The Jackson County Water and Sewerage Authority took action last Thursday toward upgrading its connection for backup water supply from Commerce.
Having purchased a one-acre lot at 84 Wheeler Cemetery Road last month on which to replace a 16-year-old “temporary” pump station a few feet away, the authority voted Thursday to authorize up to $10,000 to demolish and remove a ramshackle former residence — and a pile of debris in its back yard — from the site.
Ultimately, the authority plans to spend approximately $350,000 more to purchase, house, secure and connect a new pump station at the site.
The current pump station allows the authority to buy water from Commerce. The authority pays the city $3,000 a month, which entitles it to one million gallons of water.
It has been a key source of backup water. In the last drought, forced to reduce its reliance on the declining Bear Creek Reservoir, the authority supplemented its supply via the Wheeler Cemetery Road connection and pump station.
“We pumped one million gallons a day through the existing pump station,” manager Eric Klerk reminded the authority. “In 2007 and 2008 we ran more than 100 million gallons through that station. That’s our main backup supply if Bear Creek goes offline.”
Two factors drive the plan to upgrade the system.
First, the owners of the property housing the “temporary” facility — a small, fiberglass building on a lot at the corner of Wilson Cemetery Road and Hwy. 98 — want the pump station removed. Secondly, because of the importance of the connection, the authority feels a need to upgrade the pump station, including enabling it to pump water from its system to the city should a need arise. Currently, water can only move from Commerce to the county system.
Klerk indicated that the purchase and installation of the factory-made pump station will be part of the 2013 capital improvements budget.
Work Begins On East Jackson Project
Klerk also announced that work was due to begin Monday on a project expected to lead to another connection with the Commerce system.
“The Harris Lord Cemetery Road project is finally ready to start,” he told the authority.

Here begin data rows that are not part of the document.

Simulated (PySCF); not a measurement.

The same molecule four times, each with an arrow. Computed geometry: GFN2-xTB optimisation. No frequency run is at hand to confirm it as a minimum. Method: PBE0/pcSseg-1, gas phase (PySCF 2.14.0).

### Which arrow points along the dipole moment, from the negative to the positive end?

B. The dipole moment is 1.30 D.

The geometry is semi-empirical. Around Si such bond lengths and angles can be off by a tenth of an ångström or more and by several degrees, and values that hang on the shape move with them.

That project, requested by a number of Harris Lord Cemetery Road residents due to their failing wells, extends a line from Hoods Mill Road that currently terminates at U.S. 441. The project will put line under U.S. 441, then east on Harris Lord Cemetery Road, turning east on Bolton Garrison Road to Hwy. 334, then north to a connection with the Commerce system in the vicinity of Huber Engineered Woods.
“This has been, I think from the time they first came in here, about 14 months in the making already,” Klerk said. “It doesn’t seem like it, but it’s been 14 months or so.”
The authority and Commerce have a memorandum of understanding about the joint construction of a pump station that would enable each to buy or sell water to the other, but as of yet there is no official agreement on that part of the project.